Theoretical insights on the residual transformation from bi-conjugate gradient into bi-conjugate residual via a smoothing scheme

TL;DR

This paper provides a theoretical analysis of transforming residuals from the bi-conjugate gradient method to the bi-conjugate residual method using a smoothing scheme, establishing their bi-orthogonal properties.

Contribution

It offers a rigorous proof of the residual transformation's theoretical validity and introduces a more concise transformation algorithm.

Findings

Proved the transformed algorithm retains bi-orthogonal properties.

Established the theoretical validity of residual transformation.
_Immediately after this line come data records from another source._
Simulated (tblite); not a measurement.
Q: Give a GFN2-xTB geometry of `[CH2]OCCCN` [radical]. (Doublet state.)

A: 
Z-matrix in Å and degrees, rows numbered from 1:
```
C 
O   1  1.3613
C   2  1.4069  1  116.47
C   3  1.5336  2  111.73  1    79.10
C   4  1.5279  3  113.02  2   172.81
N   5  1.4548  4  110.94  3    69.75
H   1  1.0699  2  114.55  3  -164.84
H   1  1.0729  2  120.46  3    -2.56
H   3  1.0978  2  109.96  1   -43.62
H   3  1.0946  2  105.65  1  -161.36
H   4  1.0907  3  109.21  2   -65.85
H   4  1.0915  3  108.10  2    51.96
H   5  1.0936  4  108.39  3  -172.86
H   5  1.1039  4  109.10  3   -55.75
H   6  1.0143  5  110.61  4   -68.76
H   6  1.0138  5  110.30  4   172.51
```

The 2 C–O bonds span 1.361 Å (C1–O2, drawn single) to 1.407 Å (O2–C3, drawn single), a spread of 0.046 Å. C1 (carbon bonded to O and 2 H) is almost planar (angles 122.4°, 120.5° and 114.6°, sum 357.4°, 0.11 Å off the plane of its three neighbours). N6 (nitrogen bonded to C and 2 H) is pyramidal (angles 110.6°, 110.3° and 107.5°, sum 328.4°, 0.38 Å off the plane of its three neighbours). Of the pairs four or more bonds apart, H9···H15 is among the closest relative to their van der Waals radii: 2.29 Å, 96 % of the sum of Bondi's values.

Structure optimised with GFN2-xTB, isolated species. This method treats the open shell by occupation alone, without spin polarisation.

Presented a numerical example demonstrating the transformation.

Abstract

Bi-conjugate gradient (Bi-CG) and bi-conjugate residual (Bi-CR) methods are underlying iterative solvers for linear systems with nonsymmetric matrices. Residual smoothing is a standard technique for obtaining smooth convergence behavior of residual norms; additionally, it represents the transformation between iterative methods. For example, the residuals of the CR method can be obtained by applying a smoothing scheme to those of the CG method for symmetric linear systems. Based on this relationship, the transformation from Bi-CG residuals to Bi-CR residuals using a smoothing scheme was examined in our previous study [Kawase, A., Aihara, K.: Transformation from Bi-CG into Bi-CR Using a Residual Smoothing-like Scheme. AIP Conference Proceedings (2026)]; however, we only provided heuristic and experimental observations. In the present study, we provide a detailed discussion on the theoretical aspects of these transformations. Specifically, we prove that the resulting algorithm transformed from the Bi-CG method using the residual smoothing technique has the same bi-orthogonal properties as those of the original Bi-CR method. We also present a more concise transformation algorithm and its numerical example. These analyses complement our previous study and provide theoretical validity of the residual transformation between the Bi-CG and Bi-CR methods.